According to Einstein, it's doing the same thing over and over expecting a different result. Is the American Education system insane?
According to Lou Gerstner's editorial in the Wall Street Journal, it would seem so. He suggests very dramatic change. I don't agree with everything he wrote, but I also don't think he went far enough; more about that in a minute.
But many don't agree with him at all. Joanne Jacobs feels that it's "nationalization," which hasn't succeeded. Case in point: Hawaii, with a single, state-wide school board that has apparently not done well. Deborah Meier at Bridging Differences suggests that we can't trust the federal government to raise our children, that Gerstner's approach would eliminate the parents from the equation, and they MUST be involved. Many others (including those who commented in Joanne and Deb's blogs) oppose Lou's proposal, some of these people have pretty solid educational backgrounds, so their views should be heard and considered credible.
I'm not an educator, but I'm not talking about learning. I'm writing about education systems - that's something very few educators have experience with - they're great in the classroom, no doubt; but how many have successfully created or run large-scale systems?
Going back to the definition of insanity - we've been attempting to reform this system for decades to no avail. In fact, the performance of the American education system is declining. I wrote about this here and here. What's more, there is a huge disparity in the performance of the states in educating their students. Unless we believe in the absurd notion that students are dumber in one state vs. another, the disparity is due to the poor performance of the education systems in that state, which means that there is no equality of education in this country. Why persist in repeating our failures? Change, dramatic change is needed.

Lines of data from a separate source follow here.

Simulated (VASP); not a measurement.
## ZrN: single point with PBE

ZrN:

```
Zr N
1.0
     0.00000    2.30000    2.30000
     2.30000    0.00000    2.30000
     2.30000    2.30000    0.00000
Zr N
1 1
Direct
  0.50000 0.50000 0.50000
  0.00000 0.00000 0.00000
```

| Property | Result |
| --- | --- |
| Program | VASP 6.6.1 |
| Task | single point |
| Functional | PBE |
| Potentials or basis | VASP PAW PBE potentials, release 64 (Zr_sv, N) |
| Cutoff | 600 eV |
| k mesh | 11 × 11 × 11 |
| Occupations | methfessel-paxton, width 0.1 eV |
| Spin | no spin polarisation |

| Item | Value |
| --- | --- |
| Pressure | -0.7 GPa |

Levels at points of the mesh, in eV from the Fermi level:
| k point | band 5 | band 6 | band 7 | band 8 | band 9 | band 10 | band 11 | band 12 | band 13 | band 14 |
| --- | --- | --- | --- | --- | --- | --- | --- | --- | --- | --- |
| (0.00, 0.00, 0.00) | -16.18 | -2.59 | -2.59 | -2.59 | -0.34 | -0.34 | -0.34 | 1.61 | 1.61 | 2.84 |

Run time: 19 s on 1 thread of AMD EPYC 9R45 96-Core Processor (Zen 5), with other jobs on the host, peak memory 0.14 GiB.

Some suggest we need to include the parents in this process - why? What qualifies them to operate an educational system? (Please don't get me wrong, I totally believe that schools exist to educate, and parents exist to raise their children.) But that has nothing to do with building the best possible education system for the country's children.
The current system is based on an Industrial Revolution mentality, where students are widgets (all the same) and the system's job is to turn them into widgets that can pass an exam <-- this can't be right? The beacon of the Industrial Revolution, the American automobile industry is failing, in large part because it persists in being tied to it's legacy (people, process and management), and attempting to build a product that is 25 years behind the times. It is being eclipsed by automobile manufacturing systems from other countries that have evolved and don't have these problems at all, they're successful.
Does this sound familiar?
Why would anyone in their right mind want to help our education system follow the path of the US automobile industry? This is what all the status-quo people are saying. I say no. We must also jettison current views of assessment, teacher tenure, old curriculum, arcane administrative machines, NCLB, etc.
Back to Gerstner, he is wrong about assessments - standardized testing is a proven failure, why use that as the basis for measuring performance? We need to go beyond this - the measures need to be about preparing our students for life beyond the given school and should be objectively measured on that basis. He's also wrong about creating 70 separate school districts. That's 69 too many. I think we need to create one K-12 Education System for this country that is measured in three ways:
- 100% student success rate - every child must graduate.
- The performance a school's graduates in tertiary (university, college, etc.) systems - this measure is relative to every other school. Since it is not controlled by the K-12 Education System, it is that much more objective.
- The capacity (and reality) of a school's graduates that didn't choose tertiary education to earn a family wage within two years of graduation.
These are not measures the K-12 Education System can rig. Plus, these are also ways to measure each individual school's performance.
I don't argue for individual teacher-assessments, but rather aggregated school assessments. There's a lot of debate on how to reward the best teachers. That's a separate topic.
I do believe that the success of a student within the school is based on the overall quality of the school vs. any one teacher, and that's why I think there should be pressure on every teacher to help their peers be great so that the school as a whole is great.
I think we need one national system, it needs to focus solely on K-12, and it needs to be accountable as above. Further, it should embrace the brilliance and creativity of schools like Seattle Girls School, among others.
There is much more to be written on this.